To fill the spiritual and educational void of post-revolutionary France, Blessed Father Basil Moreau founded the Congregation of Holy Cross in 1837. Blessed Moreau called on the priests and brothers of Holy Cross to educate "both mind and heart," principally in schools, parishes and in mission territories.

We shall always place education side by side with instruction:  the mind will not be cultivated at the expense of the heart. While we prepare useful citizens for society, we shall likewise do our utmost to prepare citizens for heaven.

In 1841, Blessed Father Moreau sent Father Edward Sorin and six brothers to the United States. In 1842, they founded the University of Notre Dame du Lac, the first permanent foundation of the Congregation in the United States.

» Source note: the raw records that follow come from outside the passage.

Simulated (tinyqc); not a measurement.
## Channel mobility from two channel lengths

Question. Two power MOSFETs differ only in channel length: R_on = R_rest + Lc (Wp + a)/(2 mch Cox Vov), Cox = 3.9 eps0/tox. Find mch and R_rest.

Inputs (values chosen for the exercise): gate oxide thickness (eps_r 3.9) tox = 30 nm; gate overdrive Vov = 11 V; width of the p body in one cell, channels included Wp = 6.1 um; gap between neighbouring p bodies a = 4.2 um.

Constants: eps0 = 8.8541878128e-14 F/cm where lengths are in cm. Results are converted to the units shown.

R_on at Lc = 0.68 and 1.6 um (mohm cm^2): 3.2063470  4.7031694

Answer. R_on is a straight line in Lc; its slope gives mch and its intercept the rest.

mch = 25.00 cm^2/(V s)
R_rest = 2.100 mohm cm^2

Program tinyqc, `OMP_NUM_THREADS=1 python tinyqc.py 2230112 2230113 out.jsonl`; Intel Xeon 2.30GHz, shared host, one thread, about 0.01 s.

In 1946, the Congregation of Holy Cross accepted the invitation of Bishop William J. Hafey of Scranton to begin an independent four year college for men in Wilkes-Barre. Through its courses of study, sons of coal miners and men returning from the war were to be given a broad-based liberal education in the Catholic tradition that was to provide intellectual, moral and spiritual preparation to assist them in leading satisfying and purposeful lives. In the words of its founding President, Father James Connerton, CSC, "King’s teaches students not only how to make a living, but how to live." As years passed and the college flourished, the mission of the school continued to educate countless numbers of first generation college students.

Major changes have occurred since the founding of King’s College, including the admittance of women in 1970. With an ever-expanding campus, the college offers 35 academic majors, 19 NCAA Division III athletic programs and over 50 student clubs and activities.

As a Catholic college in the tradition of the Congregation of Holy Cross, King’s College welcomes students of all faiths into its community.